Raja Hammad Farooq
Raja Hammad Farooq

Reputation: 1001

Regular expression to skip some specific characters

I am trying to clean the string such that it does not have any punctuation or number, it must only have a-z and A-Z. For example,given String is:

"coMPuter scien_tist-s are,,,  the  rock__stars of tomorrow_ <cool>  ????"

Required output is :

['computer', 'scientists', 'are', 'the', 'rockstars', 'of', 'tomorrow']

My solution is

re.findall(r"([A-Za-z]+)" ,string)

My output is

['coMPuter', 'scien', 'tist', 's', 'are', 'the', 'rock', 'stars', 'of', 'tomorrow', 'cool']

Upvotes: 4

Views: 1557

Answers (3)

Crispin
Crispin

Reputation: 2120

using re, although I'm not sure this is what you want because you said you didn't want "cool" leftover.

import re

s = "coMPuter scien_tist-s are,,,  the  rock__stars of tomorrow_ <cool>  ????"

REGEX = r'([^a-zA-Z\s]+)'

cleaned = re.sub(REGEX, '', s).split()
# ['coMPuter', 'scientists', 'are', 'the', 'rockstars', 'of', 'tomorrow', 'cool']

EDIT

WORD_REGEX = re.compile(r'(?!<?\S+>)(?=\w)(\S+)')
CLEAN_REGEX = re.compile(r'([^a-zA-Z])')

def cleaned(match_obj):
    return re.sub(CLEAN_REGEX, '', match_obj.group(1)).lower()

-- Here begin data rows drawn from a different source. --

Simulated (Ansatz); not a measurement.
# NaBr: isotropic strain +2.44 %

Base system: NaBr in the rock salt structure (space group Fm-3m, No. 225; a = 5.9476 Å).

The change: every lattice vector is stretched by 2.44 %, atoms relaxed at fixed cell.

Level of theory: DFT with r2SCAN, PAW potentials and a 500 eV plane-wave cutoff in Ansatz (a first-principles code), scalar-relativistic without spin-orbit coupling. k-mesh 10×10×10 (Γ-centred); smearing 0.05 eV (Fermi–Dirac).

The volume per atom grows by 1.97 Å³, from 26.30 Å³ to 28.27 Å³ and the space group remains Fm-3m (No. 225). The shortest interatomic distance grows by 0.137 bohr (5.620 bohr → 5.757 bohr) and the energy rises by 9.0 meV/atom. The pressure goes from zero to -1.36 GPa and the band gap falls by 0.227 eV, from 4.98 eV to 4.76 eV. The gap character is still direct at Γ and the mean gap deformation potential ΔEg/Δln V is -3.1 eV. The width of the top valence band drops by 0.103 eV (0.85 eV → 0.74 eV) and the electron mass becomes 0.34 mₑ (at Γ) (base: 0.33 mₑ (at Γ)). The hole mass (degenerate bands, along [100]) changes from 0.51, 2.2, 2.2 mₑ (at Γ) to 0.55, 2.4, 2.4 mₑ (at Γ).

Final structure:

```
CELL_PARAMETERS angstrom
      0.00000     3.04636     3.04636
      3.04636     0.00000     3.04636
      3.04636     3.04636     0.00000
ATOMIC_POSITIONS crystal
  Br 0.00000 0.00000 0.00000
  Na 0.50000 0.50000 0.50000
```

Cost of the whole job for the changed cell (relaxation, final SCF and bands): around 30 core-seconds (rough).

[cleaned(x) for x in re.finditer(WORD_REGEX, s)]
# ['computer', 'scientists', 'are', 'the', 'rockstars', 'of', 'tomorrow']

WORD_REGEX uses a positive lookahead for any word characters and a negative lookahead for <...>. Whatever non-whitespace that makes it past the lookaheads is grouped:

(?!<?\S+>) # negative lookahead
(?=\w) # positive lookahead
(\S+) #group non-whitespace

cleaned takes the match groups and removes any non-word characters with CLEAN_REGEX

Upvotes: 1

Raja Hammad Farooq
Raja Hammad Farooq

Reputation: 1001

With the recommendation of all of the people who answered I got the correct solution that i really wants , Thanks to every one...

s = "coMPuter scien_tist-s are,,,  the  rock__stars of tomorrow_ <cool>  ????"    
cleaned = re.sub(r'(<.*>|[^a-zA-Z\s]+)', '', s).split()
print cleaned

Upvotes: 3

falsetru
falsetru

Reputation: 368904

You don't need to use regular expression:

(Convert the string into lower case if you want all lower-cased words), Split words, then filter out word that starts with alphabet:

>>> s = "coMPuter scien_tist-s are,,,  the  rock__stars of tomorrow_ <cool>  ????"
>>> [filter(str.isalpha, word) for word in s.lower().split() if word[0].isalpha()]
['computer', 'scientists', 'are', 'the', 'rockstars', 'of', 'tomorrow']

In Python 3.x, filter(str.isalpha, word) should be replaced with ''.join(filter(str.isalpha, word)), because in Python 3.x, filter returns a filter object.